Developing solidified natural gas technology for natural gas storage

Developing solidified natural gas technology for natural gas storage

Associate Professor Linga demonstrating how safe it is to handle SNG; the dissociating cold water keeps the hand safe from the burning flame

Natural gas is the cleanest burning fossil fuel that meets stringent environmental norms to reduce carbon dioxide emissions. With the inevitable global shift to a natural gas-based economy, there is an increasing need to develop technologies to store natural gas on a large scale. Where pipelines are absent, liquefied natural gas (LNG) becomes an efficient medium to transport natural gas for long distance due to its high volumetric capacity (600 v/v). However, natural gas cannot be stored as LNG due to its continuous boil-off problem (due to heat transfer) and high cooling cost requirements. On the other hand, compressed natural gas (CNG) requires high pressure for storage, and this poses a high risk for large scale natural gas storage.

In Singapore, about 97 per cent of electricity is generated from natural gas fired at the power plants. Hence, effective and efficient natural gas storage is of high national importance for Singapore’s energy security and resilience.

A team from the NUS Centre for Energy Research and Technology (CERT) led by Praveen Linga, an Associate Professor of Chemical and Biomolecular Engineering, is developing Solidified Natural Gas (SNG) technology that can overcome challenges in storing natural gas to provide energy to Singapore. This research project is funded in part under the Energy Innovation Research Programme (EIRP), which is administrated by the Energy Market Authority (EMA), and funded by the National Research Foundation (NRF) and Industry Partner, Lloyds Register Global Technology Centre Singapore.

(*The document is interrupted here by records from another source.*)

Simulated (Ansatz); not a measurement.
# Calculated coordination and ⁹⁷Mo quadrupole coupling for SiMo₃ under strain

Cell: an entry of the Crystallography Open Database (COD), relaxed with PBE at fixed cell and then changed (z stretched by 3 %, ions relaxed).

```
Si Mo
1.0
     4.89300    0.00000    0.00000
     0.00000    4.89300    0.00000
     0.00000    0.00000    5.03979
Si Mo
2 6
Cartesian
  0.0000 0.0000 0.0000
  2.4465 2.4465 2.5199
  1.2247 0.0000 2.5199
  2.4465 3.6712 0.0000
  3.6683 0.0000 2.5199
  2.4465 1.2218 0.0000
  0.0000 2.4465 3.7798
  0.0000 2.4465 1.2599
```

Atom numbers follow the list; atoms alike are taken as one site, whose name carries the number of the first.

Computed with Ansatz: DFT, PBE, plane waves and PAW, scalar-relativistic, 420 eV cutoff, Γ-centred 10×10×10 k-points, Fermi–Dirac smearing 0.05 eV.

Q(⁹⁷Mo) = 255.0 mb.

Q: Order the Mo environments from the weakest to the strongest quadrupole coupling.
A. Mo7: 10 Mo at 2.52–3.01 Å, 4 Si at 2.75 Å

SNG technology involves the storage of natural gas in the form of ‘gas hydrates’, which comprise cages made up of water molecules that serve as host to store guest gas molecules like methane at certain pressure and temperature conditions. The guest gas is stored in its original molecular form, and held only by weak physical bonds inside hydrate cages, enabling easy recovery of pure gas that can be readily used for suitable applications.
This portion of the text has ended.